Hopkins Architects has won the race to design the Olympic velopark, likely to be the last major design-led venue procured for the 2012 Games.
The Hopkins consortium, which beat seven other teams, also included Expedition Engineering, sustainability consultant BDSP and landscape and masterplanning architect Grant Associates.
The losers were David Chipperfield, David Morley Architects, Dominique Perrault, Flacq, FaulknerBrowns with Heatherwick Studio, Foreign Office Architects, and Wilkinson Eyre.
David Higgins, the Olympic Delivery Authority (ODA) chief executive, said the Hopkins team had understood the need to link the Games and the legacy. “Their vision supported our desire for a velodrome that sits within a comprehensive velopark with a range of cycling facilities for people of all abilities,” he said.
The velopark is due for completion in the summer of 2011 and will include a 6000-seat velodrome and a BMX circuit. After the Games, the BMX circuit will be moved next to the velodrome. A road cycle circuit and a mountain bike course will be added, and these will link into cycle routes across London.
A contractor has yet to be appointed, but is expected to be announced in March.

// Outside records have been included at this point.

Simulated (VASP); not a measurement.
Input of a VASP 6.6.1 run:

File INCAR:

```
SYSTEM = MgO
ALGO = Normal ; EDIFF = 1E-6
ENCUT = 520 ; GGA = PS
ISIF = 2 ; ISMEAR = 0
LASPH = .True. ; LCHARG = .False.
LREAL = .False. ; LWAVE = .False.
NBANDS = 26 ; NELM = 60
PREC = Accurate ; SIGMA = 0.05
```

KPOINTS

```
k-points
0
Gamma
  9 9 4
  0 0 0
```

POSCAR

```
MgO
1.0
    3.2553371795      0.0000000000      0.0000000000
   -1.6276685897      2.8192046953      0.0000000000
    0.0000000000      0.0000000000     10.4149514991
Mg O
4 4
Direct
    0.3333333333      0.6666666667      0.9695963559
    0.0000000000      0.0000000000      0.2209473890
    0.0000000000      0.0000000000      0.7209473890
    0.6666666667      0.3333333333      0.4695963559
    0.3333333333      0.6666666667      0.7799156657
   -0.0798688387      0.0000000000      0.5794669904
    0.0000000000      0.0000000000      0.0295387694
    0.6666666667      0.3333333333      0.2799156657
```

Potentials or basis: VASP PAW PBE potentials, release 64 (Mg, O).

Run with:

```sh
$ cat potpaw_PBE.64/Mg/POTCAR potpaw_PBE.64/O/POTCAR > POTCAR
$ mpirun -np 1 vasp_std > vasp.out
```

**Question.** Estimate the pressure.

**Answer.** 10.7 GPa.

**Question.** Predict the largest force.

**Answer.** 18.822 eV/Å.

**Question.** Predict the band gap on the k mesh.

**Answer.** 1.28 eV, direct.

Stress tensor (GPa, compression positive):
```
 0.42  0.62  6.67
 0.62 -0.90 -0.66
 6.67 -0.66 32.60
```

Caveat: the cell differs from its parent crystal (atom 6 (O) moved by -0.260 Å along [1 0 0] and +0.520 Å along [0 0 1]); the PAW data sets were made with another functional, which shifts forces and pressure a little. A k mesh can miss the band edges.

The news comes at a time when Olympic organisers are introducing a number of measures to control costs. This week:
- David Goldstone, director of Partnerships UK, has been appointed finance and programme director in the Government Olympic Executive (GOE) at the Department for Culture, Media and Sport
- The number of Americans on the CLM delivery partner team, from the US consultant CH2M Hill, has been reduced
- In addition, the ODA is considering setting up an internal panel to review procedures and costs.
Meanwhile, a Public Accounts Committee report has warned that the 2012 Olympics must be managed with an “iron hand” to prevent contractors holding it to ransom. The committee’s report warned that standards would drop and contractors would need to be paid more if the delivery timetable was not adhered to.